Does this type of behavior really get results for people? I roll with the punches on everything, when I encounter the daily crap in life I just shrug it off, so people that get their shorts in a bunch are a complete mystery to me.
I've tried everything from subtle hints to coaching to snide remarks and nothing seems to get through to him when I launch "you can catch more flies with honey" type discussions. He's retired which means he has plenty of time on his hands and each new day brings yet more drama. More perceived injustice, indignation, dissatisfaction....and it's always someone elses's fault, despite evidence to the contrary.
I am increasingly wondering if I really have room in my life for people like this. Anybody else subjected to adult temper tantrums? Coping suggestions needed please, I can't move for another month.
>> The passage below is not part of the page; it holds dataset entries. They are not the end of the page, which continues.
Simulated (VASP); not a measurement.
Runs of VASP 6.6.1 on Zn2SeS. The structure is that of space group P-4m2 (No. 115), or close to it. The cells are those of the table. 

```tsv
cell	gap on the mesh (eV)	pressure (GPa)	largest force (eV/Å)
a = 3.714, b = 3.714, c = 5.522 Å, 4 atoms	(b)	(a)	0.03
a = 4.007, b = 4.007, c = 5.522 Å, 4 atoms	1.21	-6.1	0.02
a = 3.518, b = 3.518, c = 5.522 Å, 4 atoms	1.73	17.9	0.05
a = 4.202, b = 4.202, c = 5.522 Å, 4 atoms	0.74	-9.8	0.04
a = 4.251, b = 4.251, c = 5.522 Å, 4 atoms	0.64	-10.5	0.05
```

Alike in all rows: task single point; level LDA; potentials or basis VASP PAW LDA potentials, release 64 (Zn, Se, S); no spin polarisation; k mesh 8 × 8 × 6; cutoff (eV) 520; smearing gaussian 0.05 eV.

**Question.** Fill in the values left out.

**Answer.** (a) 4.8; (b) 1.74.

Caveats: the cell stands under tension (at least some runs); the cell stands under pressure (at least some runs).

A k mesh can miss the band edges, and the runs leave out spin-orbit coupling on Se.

You can't change this person. In my experience people stop changing in their thirties, although I am sure there are exceptions. He's set in his ways.
In terms of coping for another month, I'd suggest staying out of the house as much as you can. If you are in the house for an extended period, try staying in your room. I know the latter is hard. I'd just stay away.
There isn't any use in trying to change the way this guy interacts with you or anyone else. You will have to do the changing. So, change by giving him as wide a berth as possible.
put the earbuds in your ear and ignore him,,,,if he asks, tell him he reminds you of the grinch and and old man where you grew up,,,that was old and miserable,,,,he died alone in his house and no one noticed for 4 months,,because no one wanted to be around him..
I'm not being a wiseass or anything but what exactly is a "housemate"? Are the related to you or just a fellow tenant? Why not just get a place of your own?